Front Matter Our Country Long Ago The Barbarous Indians The Mounds Where the Northmen Went The Northmen in America Queer Ideas Prince Henry the Navigator Youth of Columbus Columbus and the Queen "Land! Land!" Columbus and the Savages Home Again Columbus Ill-treated Death of Columbus How America Got its Name The Fountain of Youth "The Father of Waters" The French in Canada French and Spanish Quarrels The Sky City Around the World Nothing but Smoke Smith's Adventures The Jamestown Men Smith Wounded Pocahontas Visits England Hudson and the Indians The Mayflower Plymouth Rock The First Thanksgiving Snake Skin and Bullets The Beginning of Boston Stories of Two Ministers Williams and the Indians The Quakers The King-Killers King Phillip's War The Beginning of New York Penn and the Indians The Catholics in Maryland The Old Dominion Bacon's Rebellion A Journey Inland The Carolina Pirates Charter Oak Salem Witches Down the Mississippi La Salle's Adventures Indians on the Warpath Two Wars with the French Washington's Boyhood Washington's Journey Washington's First Battle Stories of Franklin Braddock's Defeat Wolfe at Quebec England and her Colonies The Stamp Tax The Anger of the Colonies The Boston Tea Party The Minutemen The Battle of Lexington Bunker Hill The Boston Boys The British leave Boston Declaration of Independence A Lady's Way of Helping Christmas Eve The Fight at Bennington Burgoyne's Surrender Winter at Valley Forge The Quaker Woman Putnam's Adventures Indian Cruelty Boone in Kentucky Famous Sea Fights The "Swamp Fox" The Poor Soldiers The Spy A Traitor's Death Two Unselfish Women Surrender of Cornwallis British Flag hauled down Washington's Farewell

Story of the Thirteen Colonies - Helene Guerber

Braddock's Defeat

In 1754, Franklin, deputy postmaster-general of the colonies, was sent to Albany, where, as we have already seen, a congress of delegates from the colonies met to discuss the best way of opposing the French. Franklin, knowing that it was only by working all together that the best results could be reached, now made a plan for the union of the colonies.
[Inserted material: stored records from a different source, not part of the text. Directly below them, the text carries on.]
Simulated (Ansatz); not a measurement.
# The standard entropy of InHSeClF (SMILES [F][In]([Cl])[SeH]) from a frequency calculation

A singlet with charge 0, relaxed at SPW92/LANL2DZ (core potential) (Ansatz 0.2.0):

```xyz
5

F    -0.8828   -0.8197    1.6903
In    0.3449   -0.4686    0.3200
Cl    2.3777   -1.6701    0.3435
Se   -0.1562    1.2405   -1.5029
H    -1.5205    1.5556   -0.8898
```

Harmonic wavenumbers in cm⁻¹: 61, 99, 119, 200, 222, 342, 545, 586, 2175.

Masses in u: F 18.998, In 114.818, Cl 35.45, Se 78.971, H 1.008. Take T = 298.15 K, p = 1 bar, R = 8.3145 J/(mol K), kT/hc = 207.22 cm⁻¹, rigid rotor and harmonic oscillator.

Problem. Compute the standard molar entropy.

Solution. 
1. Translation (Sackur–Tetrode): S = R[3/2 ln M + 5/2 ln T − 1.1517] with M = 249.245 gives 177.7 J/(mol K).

As one can often make people understand things better by telling them stories or showing them pictures, Franklin remembered the common belief that a snake, cut into pieces, would become whole again if the parts were allowed to touch. He therefore placed at the head of his paper the picture of such a snake, cut into pieces to represent the colonies, which he further indicated by their initials. Under this picture he wrote the motto: "Join or die."

Although the colonies did not adopt Franklin's plan of union, they nevertheless voted men and money for the war. The British, on their part, sent over General Braddock, one of their best officers, to take charge of the campaign. Meeting the governors of the different colonies in Virginia, Braddock decided that, while one army marched north from Albany to take Forts Ticonderoga and Crown Point before going on to Quebec, a second should move westward from the same point to Lake Ontario and Niagara.

In the meantime, a fleet was to sail from New England to join the first army in besieging Quebec. But the fourth and principal expedition, led by Braddock himself, was to march across Pennsylvania to Fort Duquesne, so as to drive the French out of the coveted Ohio valley. This plan was very fine; but Braddock, used to the European way of fighting, little knew how to carry on war with the French and Indians in the pathless forests.

At Braddock's defeat


Washington now advised Braddock, his superior officer, to leave the heavy baggage and cannons behind; but the British general would not consent. After much delay, the Pennsylvania farmers loaned their wagons and horses to carry the baggage, thanks to Franklin's personal efforts, and the army set out. But as Braddock insisted upon the army's marching along in an orderly file, a road had first to be built, and Washington once impatiently said that they stopped "to level every molehill."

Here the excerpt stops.